Suppose that $X_i, i \in \mathbb{N}$ are integrable, independent random variables and $N:\Omega \to \mathbb{N}$ a random variable independent from all $X_i$. Does it hold that $\mathbb{E}[\prod_{i=1}^{N}X_i|N]=\prod_{i=1}^{N}\mathbb{E}[X_i|N]$?

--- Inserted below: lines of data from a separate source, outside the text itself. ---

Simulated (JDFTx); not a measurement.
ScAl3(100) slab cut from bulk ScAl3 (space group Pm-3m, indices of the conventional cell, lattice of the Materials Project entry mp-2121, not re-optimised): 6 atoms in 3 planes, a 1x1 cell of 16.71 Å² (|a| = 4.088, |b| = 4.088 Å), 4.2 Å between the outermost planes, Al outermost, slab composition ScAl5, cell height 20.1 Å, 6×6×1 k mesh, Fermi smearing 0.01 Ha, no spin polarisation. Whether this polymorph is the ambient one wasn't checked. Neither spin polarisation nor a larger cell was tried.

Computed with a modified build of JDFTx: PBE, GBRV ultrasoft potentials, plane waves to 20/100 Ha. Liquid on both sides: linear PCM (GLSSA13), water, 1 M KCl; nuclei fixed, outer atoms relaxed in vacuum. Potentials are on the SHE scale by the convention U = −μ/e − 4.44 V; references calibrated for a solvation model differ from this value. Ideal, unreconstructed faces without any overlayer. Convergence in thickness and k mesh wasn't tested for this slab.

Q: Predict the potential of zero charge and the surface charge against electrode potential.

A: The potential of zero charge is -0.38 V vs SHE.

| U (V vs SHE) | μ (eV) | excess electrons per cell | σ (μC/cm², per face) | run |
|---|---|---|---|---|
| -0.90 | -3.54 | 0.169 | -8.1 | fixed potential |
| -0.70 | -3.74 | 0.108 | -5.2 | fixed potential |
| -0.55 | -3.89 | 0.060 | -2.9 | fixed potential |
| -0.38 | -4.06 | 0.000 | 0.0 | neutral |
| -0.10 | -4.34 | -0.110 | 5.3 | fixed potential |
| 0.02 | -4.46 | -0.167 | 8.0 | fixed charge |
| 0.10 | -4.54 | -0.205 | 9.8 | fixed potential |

I tried doing it by definition, but I get stuck at one point. After that, I tried to define $f(N, X_1, X_2, ...):=\prod_{i=1}^{N}X_i$, which is a measurable function, and then I tried to write $$\mathbb{E}[\prod_{i=1}^{N}X_i|N](\omega)=\mathbb{E}[f(N, X_1, X_2, ...)|N](\omega)=\mathbb{E}[f(N(\omega),X_1, X_2,...)]=\mathbb{E}[\prod_{i=1}^{N(\omega)}X_i]\overset{indep.}{=}\\=\prod_{i=1}^{N(\omega)}\mathbb{E}[X_i]\overset{indep.}{=}\prod_{i=1}^{N(\omega)}\mathbb{E}[X_i|N]$$ where the second equality is a naive generalization of $\mathbb{E}[f(X,Y)|\mathcal{F}](\omega)=\mathbb{E}[f(X(\omega),Y)]$ when $X$ is measurable w.r.t. $\mathcal{F}$ and $Y$ is independent from it, which is a well-known property of conditional expectations.
So, my questions are does the original statement hold and is this naive generalization correct?